Week 118: Summer begins
Revisting quiz bowl vs debate, some odds and ends and a clear path to a milestone.
A couple of notes from last week:
Extending where I put that there’s more failure in quiz bowl than in debate, I think I underestimated the total amount of raw failure that is produced in a quiz bowl match. If you think about every -5, every zero, and if you’re a stickler for perfection everything that isn’t power, there abundantly more failure in quiz bowl. But in summing that up, its sheer amount, and the fact that it passes by so quickly and unregarded, diminishes the failure. It breaks the failure into manageable, ignorable pieces. While failure in quiz bowl can humble the perfectionist, it also deadens the pain of those who start sensitive to it.
When I visited Joe Wright when he was working in LA, he mentioned how intertwined the entertainment industry was with the city, how it was an industry town. He started saying “the entertainment industry is like oxygen around here.”
I thought about as he drove, seeing the tensions in the area at that time and said “It’s keeping the whole thing from burning down. It’s more like nitrogen.”
He said “If I write a book about here, I’m stealing that.” Fine, but it’s been twenty years, and I might use it for a chapter.
Failure in quiz bowl is a little like the nitrogen, keeping the whole situation from igniting. There’s a lot of other things that could use that sort of use of failure.
The other component from last weeks comparison of quiz bowl and debate that might contribute to the nitrogen levels is the quiz bowl remains an actual team competition. Bonus questions, unlinked from their tossup, and requiring the team to shift the burden from player to player as the subject changes, means each player could be called upon at any point in the game. The fact that something the player has learned could come up, something part of their past experience and free from their areas of specialty, means anyone can contribute at any time. And that a failure due to something the team doesn’t know is the combined failure of the team means you cannot hang a loss on one player. That’s a much broader team dynamic than debate, and it’s a lot more quantifiable in quiz bowl, and gives players and teams a direct and concrete path to improvement.
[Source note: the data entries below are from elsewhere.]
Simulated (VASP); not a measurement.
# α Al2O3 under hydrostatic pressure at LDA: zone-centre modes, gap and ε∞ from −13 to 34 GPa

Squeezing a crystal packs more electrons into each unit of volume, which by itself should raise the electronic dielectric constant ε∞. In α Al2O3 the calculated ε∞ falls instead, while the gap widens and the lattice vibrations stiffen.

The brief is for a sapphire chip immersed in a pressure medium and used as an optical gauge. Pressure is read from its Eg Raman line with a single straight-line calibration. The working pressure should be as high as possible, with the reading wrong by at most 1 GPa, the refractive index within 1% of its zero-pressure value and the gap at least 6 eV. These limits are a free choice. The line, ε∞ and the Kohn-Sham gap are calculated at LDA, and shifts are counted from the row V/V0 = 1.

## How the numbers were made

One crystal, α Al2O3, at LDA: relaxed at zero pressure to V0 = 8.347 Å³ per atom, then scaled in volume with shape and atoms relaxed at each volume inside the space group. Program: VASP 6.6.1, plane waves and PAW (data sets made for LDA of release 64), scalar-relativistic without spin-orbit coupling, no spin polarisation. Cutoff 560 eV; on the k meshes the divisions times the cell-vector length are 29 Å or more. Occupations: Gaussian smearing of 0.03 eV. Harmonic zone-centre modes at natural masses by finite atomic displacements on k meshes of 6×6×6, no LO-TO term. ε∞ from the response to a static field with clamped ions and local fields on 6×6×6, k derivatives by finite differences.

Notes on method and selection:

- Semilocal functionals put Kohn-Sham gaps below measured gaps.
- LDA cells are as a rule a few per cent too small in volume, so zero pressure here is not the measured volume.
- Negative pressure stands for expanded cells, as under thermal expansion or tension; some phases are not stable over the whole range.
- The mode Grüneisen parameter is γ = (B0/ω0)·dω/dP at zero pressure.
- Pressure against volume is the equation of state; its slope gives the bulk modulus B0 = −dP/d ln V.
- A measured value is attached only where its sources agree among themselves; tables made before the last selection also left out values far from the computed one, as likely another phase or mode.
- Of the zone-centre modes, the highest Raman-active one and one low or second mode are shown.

[A couple more small sections of the book this week. I’m finding things are getting close to complete on the first section of the book. That’s not to say I’ve only got that part complete, but it’s the section that needs to be concise, and flow rapidly. It’s the part I’m most worried about, and that I can see the end in sight there means it’s close. The first bit comes from the section explaining what can’t be asked about, and covers two common substitutions writers use. The second is from much later in the book, and covers what you can do to integrate members of the team into the management of tasks.]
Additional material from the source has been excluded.